Insights
Summary:
The U.S. manufacturing PMI showed a slight uptick in August, according to data released by the Institute for Supply Management (ISM) on September 3rd while overall consumer demand continued to weaken. The manufacturing PMI for August registered at 47.2, a modest increase of 0.4 points from July, but it remained in contraction territory for the fifth consecutive month.
In terms of the component indices, the new orders and production indices fell to 44.6 (from 47.4) and 44.8 (from 45.9), respectively, while increases in the employment and inventory indices helped lift the overall PMI slightly. This reflects the ongoing restrictive monetary policy and uncertainty surrounding the U.S. presidential election, which have dampened corporate investment sentiment. The persistent weakness in demand has further driven down production, putting additional pressure on corporate profits.
However, not all industries are facing weak demand prospects. For instance, respondents in the food & tobacco, and computer & electronics industries noted that demand has shifted from the slowdown in the first half of the year to stable growth. Particularly, the computer & electronics sector was the only industry among the 17 covered by the survey that saw increases across new orders, production, backlogs, and inventory indices, indicating a more robust recovery in demand.

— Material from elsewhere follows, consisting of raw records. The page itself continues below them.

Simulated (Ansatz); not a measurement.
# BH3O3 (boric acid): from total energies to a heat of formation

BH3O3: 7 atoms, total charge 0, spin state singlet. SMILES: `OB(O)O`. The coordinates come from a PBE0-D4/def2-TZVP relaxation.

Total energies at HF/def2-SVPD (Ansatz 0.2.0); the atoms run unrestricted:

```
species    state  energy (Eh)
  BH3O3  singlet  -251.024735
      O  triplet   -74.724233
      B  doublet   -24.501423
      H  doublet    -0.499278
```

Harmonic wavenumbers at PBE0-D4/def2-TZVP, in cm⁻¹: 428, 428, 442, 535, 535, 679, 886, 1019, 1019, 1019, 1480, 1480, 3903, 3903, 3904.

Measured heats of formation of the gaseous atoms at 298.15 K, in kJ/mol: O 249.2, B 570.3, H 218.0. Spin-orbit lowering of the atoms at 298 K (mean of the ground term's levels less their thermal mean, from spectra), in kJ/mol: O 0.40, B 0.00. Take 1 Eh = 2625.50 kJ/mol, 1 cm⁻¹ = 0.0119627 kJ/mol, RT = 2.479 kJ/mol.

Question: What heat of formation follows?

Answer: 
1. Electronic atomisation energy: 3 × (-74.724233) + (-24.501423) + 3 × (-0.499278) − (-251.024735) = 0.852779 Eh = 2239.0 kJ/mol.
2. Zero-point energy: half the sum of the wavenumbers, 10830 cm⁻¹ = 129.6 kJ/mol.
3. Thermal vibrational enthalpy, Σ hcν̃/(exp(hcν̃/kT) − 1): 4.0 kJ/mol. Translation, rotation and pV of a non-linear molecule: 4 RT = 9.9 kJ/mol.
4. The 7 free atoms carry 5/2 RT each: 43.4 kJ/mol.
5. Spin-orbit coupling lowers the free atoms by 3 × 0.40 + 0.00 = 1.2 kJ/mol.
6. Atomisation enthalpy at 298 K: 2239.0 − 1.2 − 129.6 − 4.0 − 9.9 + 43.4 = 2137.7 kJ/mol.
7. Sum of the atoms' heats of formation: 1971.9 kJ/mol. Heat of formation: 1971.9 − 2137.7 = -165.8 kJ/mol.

On the other hand, industries such as machinery, paper, and chemicals reported that various uncertainties are causing demand to cool, highlighting the uneven nature of demand recovery across sectors.
Insights
As the unwinding of yen carry trades came to an end, the market returned to a more stable state, though it remains highly sensitive to economic data. The S&P 500’s gains narrowed due to underperformance in some tech stocks, while it also faced the challenge of reaching new highs. Meanwhile, U.S. 2-year and 10-year Treasury yields edged higher due to shifting expectations around rate cuts, though the overall yield spread narrowed to a range of -10 to 0 basis points. The U.S. Dollar Index also saw a slight increase, driven by reduced expectations of rate cuts from the Federal Reserve.
Insights
Summary:
China’s manufacturing PMI continued to decline, as reported by the National Bureau of Statistics of China on August 31. The manufacturing PMI decreased from 49.4 in July to 49.1 in August, falling short of market expectations of 49.5 and marking the fourth consecutive month of contraction.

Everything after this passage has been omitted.